The Peloponnesian War Peloponnesian War, (431–404 BC), fought between the two leading city-states in ancient Greece, Athens and Sparta. Each had a group of alliances that included nearly every Greek city-state. The fighting included almost the entire Greek world, and it was regarded as the most important war up to that time.
Who was the Peloponnesian War between?
The Athenian alliance was an empire that included most of the island states around the Aegean Sea. Sparta was leader of an alliance of independent states that included most of the major land powers of the Peloponnese and central Greece, as well as the powerful city-state of Corinth. The Peloponnese is a peninsula in southern Greece in which Sparta is located. The Athenians had the stronger navy and the Spartans the stronger army. The Athenians were better prepared financially than their enemies, because of the money they had gained from the regular taxes they received from their empire.
If Sparta had such a strong army how could Athens compete with them in a war?

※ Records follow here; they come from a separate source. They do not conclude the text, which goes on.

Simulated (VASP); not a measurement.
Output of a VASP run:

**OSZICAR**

Athens and Sparta had fought each other before the outbreak of the Great Peloponnesian War but had agreed to a truce, called the Thirty Years’ Treaty, in 445 BC. In the following years their respective sides observed an uneasy peace. The events that led to renewed fighting began in 433, when Athens allied itself with Corcyra, an important colony of Corinth. Fighting ensued, and the Athenians then took steps that violated the Thirty Years’ Treaty. Sparta and its allies accused Athens of aggression and threatened war.
On the advice of Pericles, Athens’ most influential leader, Athens refused to back down. Peace efforts to resolve the dispute failed. Finally, in the spring of 431 BC, a Spartan ally, Thebes, attacked an Athenian ally, Plataea, and war began
Who was Pericles?
What event started the war?
The years of fighting that followed can be divided into two periods, separated by a truce of six years. The first period lasted 10 years and began with the Spartans, under Archidamus, leading an army into the region around Athens. Pericles declined to fight the superior army and urged the Athenians to keep to their city and make full use of their naval superiority by attacking their enemies’ coasts. Within a few months, however, Pericles fell victim to a terrible plague that raged through the crowded city, killing a large part of its army as well as many civilians. Thucydides, who would later write of the war, survived an attack of the plague and left a detailed account of its impact on Athenians. In the meantime (430–429 BC), the Spartans attacked Athenian bases in western Greece but were held back. Meanwhile, the Spartans suffered losses at sea.
The uncertain 6 year peace was finally shattered when, in 415 BC, the Athenians launched a massive assault against Sicily. The next 11 years made up the war’s second period of fighting. The decisive event was the catastrophe suffered by the Athenians in Sicily. Aided by a force of Spartans, Syracuse was able to break through the Athenian navy. Even after gaining reinforcements in 413 BC, the Athenian army was defeated again. Soon afterward the navy was also beaten, and the Athenians were utterly destroyed as they tried to retreat.
By 411 BC Athens was in chaos. At the end of 411 BC the rebuilt Athenian navy, fresh from several victories, acted to restore democratic rule. However, the democratic leaders refused Spartan peace offerings, and the war continued at sea with the Spartan and Athenian fleets each getting victories. The end came in 405 BC when the Athenian navy was destroyed at Aegospotami by the Spartan fleet under Lysander. The next year, Sparta surrounded the city of Athens and blocked any food or supplies from getting into the city. Athens had no choice but to surrender. Athens’ defeat was perhaps the worst casualty in a war that crippled Greek military strength. As a result of the Peloponnesian War, the Greek Empire was greatly weakened and would never regain the strength it once had.
How did Pericles and many Athenians suffer during the war?